We can easily determine that

\begin{equation}\label{4} \lim _{\delta\to0}\ \frac{(r+\delta)^5-r^5}{(r+\delta)^3-r^3} = (5/3)r^2 \end{equation}

using the small block of Python code

import sympy
r, δ = sympy.symbols("r, δ")
expr = ((r + δ) ** 5 - r**5) / ((r + δ) ** 3 - r**3)
print(expr.limit(δ, 0))

Substituting $\eqref{4}$ back into $\eqref{3}$ , we achieve the expected result for the spherical shell:

\begin{equation}\label{5} \bm{I}_{\circ} = (2/3)mr^2\bm{1}_3. \end{equation}

Ellipsoidal shell inertia

We are now ready to generalize to the inertia tensor of an ellipsoidal shell, but be warned: the expression is not as nice as that for the sphere!

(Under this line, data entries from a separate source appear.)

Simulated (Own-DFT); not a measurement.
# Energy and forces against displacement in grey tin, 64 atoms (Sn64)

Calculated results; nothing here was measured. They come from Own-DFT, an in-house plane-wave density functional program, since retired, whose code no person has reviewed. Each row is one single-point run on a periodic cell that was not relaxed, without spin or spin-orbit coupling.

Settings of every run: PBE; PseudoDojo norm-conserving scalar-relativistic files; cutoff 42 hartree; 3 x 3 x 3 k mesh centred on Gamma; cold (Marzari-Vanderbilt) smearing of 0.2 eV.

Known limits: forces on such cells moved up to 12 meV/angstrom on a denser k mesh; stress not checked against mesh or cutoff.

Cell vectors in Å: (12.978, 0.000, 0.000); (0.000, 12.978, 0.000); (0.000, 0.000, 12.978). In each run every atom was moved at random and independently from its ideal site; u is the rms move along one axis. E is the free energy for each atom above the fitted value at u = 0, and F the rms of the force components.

In this section of the article we'll now use $\bm{I}_\circ$ and $\bm{I}_\bullet$ to refer to the inertia tensors of the ellipsoidal shell and solid ellipsoid, respectively. We will consider an ellipsoid of mass $m$ and semi-axes $a,b,c$ . This ellipsoid consists of the set of all points $\bm{x}\in\mathbb{R}^3$ that satisfy $\bm{x}^T\bm{E}^{-1}\bm{x}\leq 1$ , where

\begin{equation*} \bm{E} = \begin{bmatrix} a^2 & 0 & 0 \\ 0 & b^2 & 0 \\ 0 & 0 & c^2 \end{bmatrix}. \end{equation*}

The inertia tensor of a solid ellipsoid of uniform density is $\bm{I}_\bullet=(1/5)m\bm{S}$ , where

\begin{equation*} \bm{S} = \begin{bmatrix} b^2+c^2 & 0 & 0 \\ 0 & a^2+c^2 & 0 \\ 0 & 0 & a^2+b^2 \end{bmatrix} = \mathrm{tr}(\bm{E})\bm{1}_3 - \bm{E}, \end{equation*}

with $\mathrm{tr}(\cdot)$ denoting the matrix trace. Again we substitute in $m=\rho V$ , where $V=(4/3)\pi abc$ is the volume of the ellipsoid, to obtain $\bm{I}_\bullet=(4/15)\pi\rho abc\bm{S}$ .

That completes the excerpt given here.